Reacting to the reports, EPSU General Secretary Jan Willem Goudriaan said: “While there is some good news in these analyses about the protection afforded to many workers across Europe by the Working Time Directive, it remains a matter of concern that lots of our members – particularly in health and emergency services – still do not benefit fully from the legislation nor the important case law on on-call and standby time. We urge the Commission, Member States and public employers to take further steps to strengthen implementation, end the use of the individual opt-out and ensure compliance with the case law.”

The five-yearly implementation report and the accompanying staff working document found that exclusions from the scope of the Directive still persist 30 years after the original legislation was passed. The most common examples cover armed forces, police, other security forces and civil protection services including prison staff and public service firefighters, with Ireland, Cyprus and Italy listed as excluding some of these workers. As the Commission makes clear: “Such exclusions are generally not consistent with the requirements of the Working Time Directive, unless transposition of the Directive’s provisions is ensured by collective agreements.”

The report provides some good news in that both the Czech Republic and Latvia have ceased to use the individual opt-out in health services. This opt-out, consistently opposed by European trade unions, allows employers to ask staff to sign away their rights to the maximum 48-hour (average) working week and the provision is in place in four countries in general (Bulgaria, Estonia, Cyprus and Malta) and in 11 countries where its use is linked mainly to jobs with extensive on-call time such as in health and emergency services (Austria, Belgium, Croatia, France, Germany, Hungary, Netherlands, Poland, Slovakia, Slovenia and Spain).

The report also finds that there continue to be problems ensuring workers’ rights to daily and weekly rest and to compensatory rest after working extra hours. In addition, some Member States still do not ensure that all on-call time at work is treated as working time or do not apply it in some sectors, including health, security, law enforcement and emergency services (including Slovenia, Slovakia, Poland, Austria, Estonia and France). This is despite the fact that it is now more than 20 years since European Court of Justice (ECJ) judgements, including SIMAP and Jaeger, established that all on-call time at work is working time.  

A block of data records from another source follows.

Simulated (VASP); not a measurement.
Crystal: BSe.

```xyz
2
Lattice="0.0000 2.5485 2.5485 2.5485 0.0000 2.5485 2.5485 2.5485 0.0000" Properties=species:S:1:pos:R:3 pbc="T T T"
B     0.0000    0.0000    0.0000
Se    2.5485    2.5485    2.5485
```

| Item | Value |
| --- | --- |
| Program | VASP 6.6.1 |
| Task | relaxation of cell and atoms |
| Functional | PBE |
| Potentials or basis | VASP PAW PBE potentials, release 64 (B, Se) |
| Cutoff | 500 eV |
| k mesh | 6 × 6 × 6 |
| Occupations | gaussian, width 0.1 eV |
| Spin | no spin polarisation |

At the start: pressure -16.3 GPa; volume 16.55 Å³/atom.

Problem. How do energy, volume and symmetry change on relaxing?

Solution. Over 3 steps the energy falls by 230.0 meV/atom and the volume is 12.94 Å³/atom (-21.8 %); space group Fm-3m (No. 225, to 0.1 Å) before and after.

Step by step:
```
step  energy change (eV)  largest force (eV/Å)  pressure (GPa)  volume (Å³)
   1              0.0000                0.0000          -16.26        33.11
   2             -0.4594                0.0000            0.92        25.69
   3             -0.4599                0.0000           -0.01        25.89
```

More recent ECJ rulings set out that any standby time away from the workplace might also be treated as working time depending on the level of constrictions that workers face in terms of response times. These are among the cases covered in the European Commission’s Interpretative Communication on the Directive which summarises the main case law of the past 30 years and is an update of the first Interpretative Communication published in 2017.

Recent cases

In the past six years the key judgements have covered standby time, the recording of working time, the treatment of concurrent contracts and the applicability of the Directive to military personnel:

  • The Matzak judgment of 2018 and several other more recent rulings deal with the issue of stand-by time outside the workplace. The Court ruled that whether standby counts as ‘rest’ or ‘working time’ depends on the intensity of the constraints applied to workers affecting how they can use stand-by time. The Commission also reports that the Court appeared to recognise that, even if a stand-by period is qualified as a ‘rest period’, the obligation to be contactable and to react, whose corollary is the deprivation of the right to disconnect, may in fact be harmful to workers’ health and safety if it is imposed too frequently.
  • In the CCOO judgment of 2019, the Court ruled that Member States must require employers to set up a system enabling the duration of time worked each day by each worker to be measured.
  • The Academia de Studii Economice din Bucureşti judgment of 2021 the Court considered that the minimum daily rest period applies to all an employees’ contracts with the same employer taken as a whole and not to each of them taken separately.
  • In the Ministrstvo za obrambo judgment of 2021, the Court confirmed that in principle the Working Time Directive applies to such staff, however certain activities of members of the armed forces can be excluded from the scope of the Directive.

The separate Staff Working Document linked to the Implementation Report makes clear that the issues arising from the rulings on standby time and recording of working time have not yet been widely addressed.